The Defense Industrial Base is still quite vast, but it’s steadily shrinking.
The latest edition of an annual report by the National Defense Industrial Association suggests that even though thousands of new companies are winning their first-ever DoD contracts each year, those new entrants aren’t nearly enough to offset the number of firms who are leaving the Defense market.
The latest figures NDIA compiled show the Defense market suffered a net loss of 3,300 companies in fiscal year 2021, the latest statistics available. Although more than 8,300 firms sold goods and services to DoD customers for the first time in 2021, even more left the Defense space. The industrial base has been declining every year since 2017, from 76,700 companies in that year to just under 60,000 in 2021.
David Norquist, NDIA’s president, said the latest declines don’t appear to be driven by industry consolidation, but by companies simply deciding not to do business with DoD.
“What you’ve seen mostly in the more recent time is a drop in firms who are willing to enter the Defense Industrial Base, or firms who are already here leaving,” Norquist, a former deputy secretary of Defense said during testimony Wednesday before the House Armed Services Committee. “For the smaller firms, the ones you’re trying to grow and get to come in, what are the barriers that we are putting in their way? Why are people not staying, and how do we draw people in? Because that’s the best way to sustain competition.”
According NDIA’s survey of its members, 42% now say they’re the government’s only supplier for at least some of the products they sell.
And of the companies who are selling to DoD, 66% said dealing with the department is “very difficult” or “somewhat difficult.” For comparison’s sake, only 9% of the same companies characterized their private sector customers that way.

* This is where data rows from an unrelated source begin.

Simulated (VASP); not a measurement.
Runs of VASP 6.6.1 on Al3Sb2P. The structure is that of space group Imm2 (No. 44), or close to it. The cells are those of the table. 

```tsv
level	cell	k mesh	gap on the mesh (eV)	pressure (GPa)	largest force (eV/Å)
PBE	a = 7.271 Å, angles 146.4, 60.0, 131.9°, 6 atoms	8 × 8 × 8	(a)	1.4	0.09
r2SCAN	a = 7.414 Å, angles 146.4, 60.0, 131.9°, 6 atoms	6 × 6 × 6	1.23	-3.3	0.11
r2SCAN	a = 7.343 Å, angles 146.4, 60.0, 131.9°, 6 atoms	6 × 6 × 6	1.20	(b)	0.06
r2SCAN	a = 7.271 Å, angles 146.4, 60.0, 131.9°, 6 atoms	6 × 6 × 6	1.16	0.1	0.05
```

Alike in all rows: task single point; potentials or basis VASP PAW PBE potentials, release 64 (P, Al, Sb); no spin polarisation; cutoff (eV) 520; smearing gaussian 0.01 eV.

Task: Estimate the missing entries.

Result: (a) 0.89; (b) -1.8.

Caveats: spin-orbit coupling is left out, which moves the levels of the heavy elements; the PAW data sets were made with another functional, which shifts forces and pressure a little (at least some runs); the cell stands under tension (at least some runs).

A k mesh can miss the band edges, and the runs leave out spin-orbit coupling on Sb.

The biggest challenge is the bureaucracy of the DoD acquisition process, according to 30% of the respondents.
“We’re poised for peace in terms of our processes, how we invest, and we’ve got to move dramatically away from that to a sense of urgency,” Eric Fanning, the president and CEO of the Aerospace Industries Association said during Wednesday’s hearing. “Our foreign military sales (FMS) process is a good example of that. When we transition from giving things to Ukraine to selling things to Ukraine, it’s going to grind down to a very slow process in the FMS system. I think there are a number of things we have to do to streamline the process, and it’s really going to take dedicated senior leader attention.”
In NDIA’s survey, another 22% of companies said the lack of stability in the federal budget is their biggest challenge.
Fanning, a former secretary of the Army, said the regularity of continuing resolutions in every appropriations cycle is a particular problem.
“Over the last 25 years, Congress has passed more than 120 continuing resolutions instead of on-time appropriations bills, and we are still digging out from the effects of sequestration a decade ago,” he said. “I saw some of these effects firsthand during my time at the Pentagon, but others have taken years to manifest and could take years to unwind without a sense of urgency. One result of these many years of successive decisions is an industrial base maximized to meet peacetime needs. This means excess capacity for surging is not always built into the system … The growing bipartisan, bicameral support for increased funding in recent years has been an important signal to industry. But it’s also critical that this funding is on time and predictable.”
And while it’s a problem across the broader economy too, it can be especially challenging in certain government contracts, like in the case of multi-year firm-fixed price agreements that companies agreed to before inflation became a major consideration.
“The absence of economic price adjustments in existing contracts is a real challenge for some of the small businesses I’ve talked to, because often the government will award a five year contract where, since there wasn’t much inflation, the out-years only went up by 2% a year,” Norquist said. “They know that they can’t keep those employees with only 2% raises going forward. On new contracts, they can get awarded at the new rate, but those old ones really put them in a bind and risk losing their workforce.”
And companies say broader workforce challenges are an even bigger issue than inflation. In NDIA’s survey, 23% of companies said finding and retaining talent is their single biggest challenge.
Industry representatives say many of the other problems companies face in the Defense market also play into their workforce challenges. Uncertain budgets, for example, make it difficult to know how many people they need to hire and train.
Predictability is especially important in capital and labor-intensive portions of the Defense sector, like building and maintaining ships, said Matthew Paxton, the president of the Shipbuilders Council of America.
“Ship maintenance and modernization goes through a lot of ups and downs,” he said. “When we try to get somebody in our trades, they go through our apprenticeship programs to become a machinist or electrician or a welder, and they have a sense of belonging. But then companies have to let some of that workforce go because work flows don’t come into the home port like they were predicted. That tradesman was going to be a project manager or a supervisor, but it takes about five to eight years for that to happen. A lot of the guys in our shipyards are generational; they’ve had a mother or father that’s worked there, and they want a career. But when we have instability in the work forecasts, it creates real disruption with that workforce and the supply chains.”